Publicly Traded Stocks
At times, valuation analysts are called upon to value publicly traded stock. Common scenarios requiring independent valuation consulting are the presence of non-registered shares of stock in a company (that has other similar publicly registered and traded shares outstanding) that are restricted for certain time periods, or registered shares that might be subject to SEC restrictions on resale. Another common scenario involves blocks of publicly registered and publicly traded shares that might be so large that the sale of the block of shares in the public market within a short time period could materially influence the value.
A private company owner might sell his private company shares to a public company and receive as partial consideration shares in the public buyer that are not registered with the SEC and/or that are subject to certain transfer restrictions based upon the relationship between the private company seller and the public buyer. The private company seller might have to wait until the lapse of the transfer restrictions. Then he or she might also have to wait still further until the shares are publicly registered before he or she can sell them on the open market. Private company sellers attempt to negotiate provisions in the sale that require the public buyer to attempt to register their shares with the next public registration statement the buying public company makes (a piggyback registration right).
If the private company seller is unable to negotiate a registration right, he can attempt to sell the shares in a private placement under SEC Rule 144. Alternatively, if the private seller falls under the definition of an affiliate, the private seller’s eventual liquidation of their registered public shares must be done in accordance with SEC Rule 144, which can involve certain additional restrictions that could further slow the pace at which the private company seller can liquidate his or her position in the public company. Restricted stock studies provide background information on the basis and magnitude of the marketability discounts reflected in the various restricted stock studies.
Revenue Ruling 77-287 sets forth the guidelines for valuation of securities that cannot be immediately resold because they are restricted from resale pursuant to federal securities laws. The application of this ruling, and more particularly the SEC Institutional Investor Study, assists the valuation analyst in the determination of the appropriate level of marketability discount to apply in the valuation of restricted public shares or closely held securities.

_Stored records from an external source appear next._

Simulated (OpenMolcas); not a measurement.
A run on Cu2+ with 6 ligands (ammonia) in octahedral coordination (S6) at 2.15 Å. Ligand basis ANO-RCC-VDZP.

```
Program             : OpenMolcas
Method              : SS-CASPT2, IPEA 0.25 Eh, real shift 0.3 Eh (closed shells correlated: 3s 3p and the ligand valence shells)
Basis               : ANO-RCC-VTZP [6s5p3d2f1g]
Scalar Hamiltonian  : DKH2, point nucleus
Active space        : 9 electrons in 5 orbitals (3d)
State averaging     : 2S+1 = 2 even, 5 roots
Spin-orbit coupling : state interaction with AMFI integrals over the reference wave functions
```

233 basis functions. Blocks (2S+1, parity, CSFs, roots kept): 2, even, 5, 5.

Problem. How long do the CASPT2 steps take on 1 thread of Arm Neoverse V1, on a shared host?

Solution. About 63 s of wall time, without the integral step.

Some valuation analysts also utilize option pricing methodology to determine the cost of acquiring the relevant options or collars to replicate the likely holding period of the restricted shares.
Blockage Discounts
An owner of a large block of publicly traded stock, especially if that stock is in a thinly traded public company, could cause a supply or demand imbalance if he was to try to sell his large block of shares in a short period of time. The larger the block of shares in relation to the average daily trading volume of that same security, the larger the potential impact on the current market price. To induce buyers to acquire such a large block, a substantial “blockage discount” from the traded daily price might be required. The valuation analyst must consider factors including, but not limited to, the following:
- The period that might be required to liquidate the stock position, which takes into account the size of the block of shares and the average daily trading volume.
- The historical impact on the stock price of larger blocks of shares that were traded.
- The expected growth rate in the public company stock.
- The required rate of return of the public company stock.